Klein four-group geometry

chiro

Well oddly enough, there has been shown to be a link between the Riemann Zeta function and Quantum Field Theory.

I remember reading about this ages ago from work associated with Alain Connes, but I don't have any deep knowledge, only superficial awareness of the fact. I would continue your work if this is what you are working on, because if you want ways to solve the Zeta problems and connect it with general quantum phenomena (discrete structures, diophantine systems and anything involving some kind of discrete system or finite-field) then that would be extroadinarily useful.
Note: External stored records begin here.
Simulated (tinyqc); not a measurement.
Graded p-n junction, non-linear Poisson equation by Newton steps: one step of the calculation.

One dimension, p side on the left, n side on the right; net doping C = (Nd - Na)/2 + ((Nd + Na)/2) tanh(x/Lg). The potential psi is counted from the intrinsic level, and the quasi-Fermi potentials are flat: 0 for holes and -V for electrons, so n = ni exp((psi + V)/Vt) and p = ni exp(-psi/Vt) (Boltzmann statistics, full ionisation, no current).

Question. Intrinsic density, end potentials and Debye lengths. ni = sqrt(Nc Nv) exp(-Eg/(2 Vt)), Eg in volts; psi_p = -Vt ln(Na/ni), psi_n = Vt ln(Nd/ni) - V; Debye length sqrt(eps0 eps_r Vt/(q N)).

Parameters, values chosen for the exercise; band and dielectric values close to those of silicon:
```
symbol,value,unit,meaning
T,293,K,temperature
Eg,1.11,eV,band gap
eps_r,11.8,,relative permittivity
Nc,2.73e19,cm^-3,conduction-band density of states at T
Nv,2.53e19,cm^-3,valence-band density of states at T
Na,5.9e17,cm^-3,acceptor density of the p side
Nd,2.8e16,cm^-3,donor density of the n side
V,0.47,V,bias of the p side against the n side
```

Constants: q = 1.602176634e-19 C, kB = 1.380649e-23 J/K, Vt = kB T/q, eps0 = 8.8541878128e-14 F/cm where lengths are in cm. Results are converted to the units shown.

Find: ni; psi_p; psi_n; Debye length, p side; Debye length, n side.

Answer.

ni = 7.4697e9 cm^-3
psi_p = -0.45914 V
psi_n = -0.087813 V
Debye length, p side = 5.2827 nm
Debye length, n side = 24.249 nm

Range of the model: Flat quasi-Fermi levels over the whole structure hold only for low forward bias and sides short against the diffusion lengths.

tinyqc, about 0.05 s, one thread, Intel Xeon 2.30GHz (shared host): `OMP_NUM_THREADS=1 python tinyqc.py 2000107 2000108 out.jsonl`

Here are two results from a google search involving the Zeta function and quantum field theory:

http://www.ricam.oeaw.ac.at/specsem/...nload/Moch.pdf

http://arxiv.org/pdf/hep--th/0701284.pdf

Anti-Crackpot

Chiro,

Give me any 6 Lucas Sequences with P's and Q's constructed from 4 integer variables (r_0, r_1, r_2, r_3) in toto and if the ratio between successive terms of those six sequences at the limit as n approaches infinity is an integer, then those same P's and Q's can be used in a very simple, regular and consistent manner to construct a quartic and its resolvent cubic that will have integer roots.

P = (r_x + r_y)
Q = (r_x * r_y)
D = P^2 - 4Q (Discriminant)

Minimal Start Terms:
U-Type Lucas Sequence = 0, 1
V-Type Lucas Sequence = 2, P

Recursive Rule:
-Q*a(n) + P*a(n+1) = a(n+2)

In other words, seems to me not only that there is a very clear linkage between the mathematics of the quartic (and thereby V4, the Klein Four-Group...) and Diophantine systems, but that this linkage may help explain how Jeremy is uncovering what he is uncovering.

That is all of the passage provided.